I have been working on the loot system and how players receive items, and I have added a series of items into the game. Currently, there are three tiers of items for each "class." Although there is no class system, players will be able to use certain attacks depending on what they are wearing, so there is a set of items for each attack style. The attack types are divided into: Melee (crush, stab, slash attacks), Ranged (ranged attack), Elemental Magics (fire, air, earth, water magic spells), and Ancient Magics (blood, shadow, holy, and nature spells).
I have planned a perk system for when players level up. Every two levels, they will be able to choose a perk, making their character more specialized in the weapon they are using. Similar to the player housing perk system, perks will unlock other perks. For example, a player choosing a hammer specialization will be able to use more crushing attacks, eventually unlocking some AOE damage attacks. This system will apply to all attack styles, including magic and ranged.

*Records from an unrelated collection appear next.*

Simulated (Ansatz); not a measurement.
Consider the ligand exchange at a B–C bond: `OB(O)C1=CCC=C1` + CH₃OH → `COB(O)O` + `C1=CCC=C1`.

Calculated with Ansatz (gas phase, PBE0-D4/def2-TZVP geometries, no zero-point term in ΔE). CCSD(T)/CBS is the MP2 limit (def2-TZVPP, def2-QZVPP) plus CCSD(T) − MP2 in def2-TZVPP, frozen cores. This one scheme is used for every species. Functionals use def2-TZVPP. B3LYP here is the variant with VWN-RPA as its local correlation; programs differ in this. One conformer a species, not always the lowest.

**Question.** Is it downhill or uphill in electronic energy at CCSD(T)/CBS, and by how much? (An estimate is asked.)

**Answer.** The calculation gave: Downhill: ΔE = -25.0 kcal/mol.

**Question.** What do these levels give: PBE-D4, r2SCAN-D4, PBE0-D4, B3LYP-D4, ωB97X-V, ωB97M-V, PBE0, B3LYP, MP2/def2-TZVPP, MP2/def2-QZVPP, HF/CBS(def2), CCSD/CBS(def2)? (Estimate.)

As I mentioned in a previous post, I purchased and am using the RPG Human Characters asset from the Unity store. I'm using the armors included in the pack, and for the different magic sets, I changed the color of the magic sets so they are distinguishable. I downloaded a free Stylized Weapon pack from the Unity store for the weapons and modified them so that the lower tier 1 quiver is the same as the highest but with some parts missing. For the sprites, I spent around 600 tokens in the DALL-E Bing application to create them. Many of them required Photoshop editing to ensure everything fits together. You might notice that the sprites are somewhat different, but overall they look pretty good. It was quite challenging to make everything fit together, and a lot of time was spent modifying the free assets and AI-generated assets in Photoshop so that they look alike and appear to come from the same game, and that the sprites match the actual armor they represent.
I have mentioned this before, but art is not my strong suit. I prefer to code, add mechanics, fix bugs, and handle logic. Art is too tiresome and time-consuming for me, and after spending so much time trying to get the art done, I feel that something is missing. I really miss working with a team and an artist. However, everyone I showed my work to, including my friends, said it looks pretty impressive. Some even thought I commissioned the art to another artist. It’s amazing what can be achieved today as a solo developer in such a "short" time, even though it took me around three days to get everything done. For me, it felt like a long time, but real artists without AI assistance and old game studios would take much longer.